After twelve days, both iOS 6 and iOS 7 had crossed the 50% mark for iOS usage, but iOS 8 is yet to hit the 40% mark, according to Fiksu’s measurements. Mixpanel's research also says iOS 8 is closer to 50%, but it is still far behind iOS 7’s rate of uptake.

It's good to know, though, that iOS 8 is ahead of iOS 5 in terms of usage, but that was expected, since iOS 4 users looking to upgrade to iOS 5 had to plug in to iTunes to update.
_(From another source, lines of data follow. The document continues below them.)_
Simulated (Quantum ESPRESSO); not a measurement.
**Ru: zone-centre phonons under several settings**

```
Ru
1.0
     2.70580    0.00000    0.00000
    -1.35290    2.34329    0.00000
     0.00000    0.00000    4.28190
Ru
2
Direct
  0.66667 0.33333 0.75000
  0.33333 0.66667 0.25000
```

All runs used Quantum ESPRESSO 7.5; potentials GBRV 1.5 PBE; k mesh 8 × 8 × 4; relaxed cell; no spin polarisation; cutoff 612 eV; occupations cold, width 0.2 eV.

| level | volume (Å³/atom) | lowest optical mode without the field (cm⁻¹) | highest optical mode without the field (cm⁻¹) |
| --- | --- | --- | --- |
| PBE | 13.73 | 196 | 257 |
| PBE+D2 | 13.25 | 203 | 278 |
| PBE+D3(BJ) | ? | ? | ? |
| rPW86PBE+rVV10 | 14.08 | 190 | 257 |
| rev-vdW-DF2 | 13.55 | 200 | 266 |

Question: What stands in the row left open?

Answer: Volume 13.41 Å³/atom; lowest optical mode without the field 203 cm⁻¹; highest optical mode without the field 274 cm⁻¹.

The report didn't specify how many iOS 8 users are iPad owners and how many own an iPhone. But what's worth pointing out is that iPhone 6 adoption is record-setting. 17 days since release, the iPhone 6 has touched the 4% level, whereas the combined share of the iPhone 5s and iPhone 5c was about 3% in the same period.

Source: 9to5Mac
 
iOS 8 is still mid-beta at best. There was significantly less work done on iOS 8 beta testing than iOS 7 from testing. The attempt to try to incorporate so many new features with limited testing is what's dragging down iOS 8 significantly in my biased opinion. It's a great attempt, but ultimately it's still just an attempt until possibly iOS 8.1+ assuming it's being released before Christmas season.
 
To be fair-ish, while iOS 7 was a big change in appearance, not much changed under the hood. There was a lot less to test than with iOS 8, which is mostly under the hood changes; a lot of big changes.

Still, Apple's habit of having the iPhone hardware and software cycle tied together is starting to show some cracks. iOS is getting too complex to be rushed to market.

Or so the speculation goes. Who knows what actually happens inside Apple.
 
Being in software makes this issue hit home! It's obvious that they sorry of rushed it out to coincide with the iPhone event. Poor planning and not enough resources towards the QA effort is likely what caused this. I've seen it happen before. ;)

I also think a lot of users are now happy to wait out at least a few iterations of an OS before upgrading. It's no longer a release day thing for people. iPad users are especially content to sit tight and wait, it seems.

That being said, I'm on 8.02 and haven't had any trouble at all.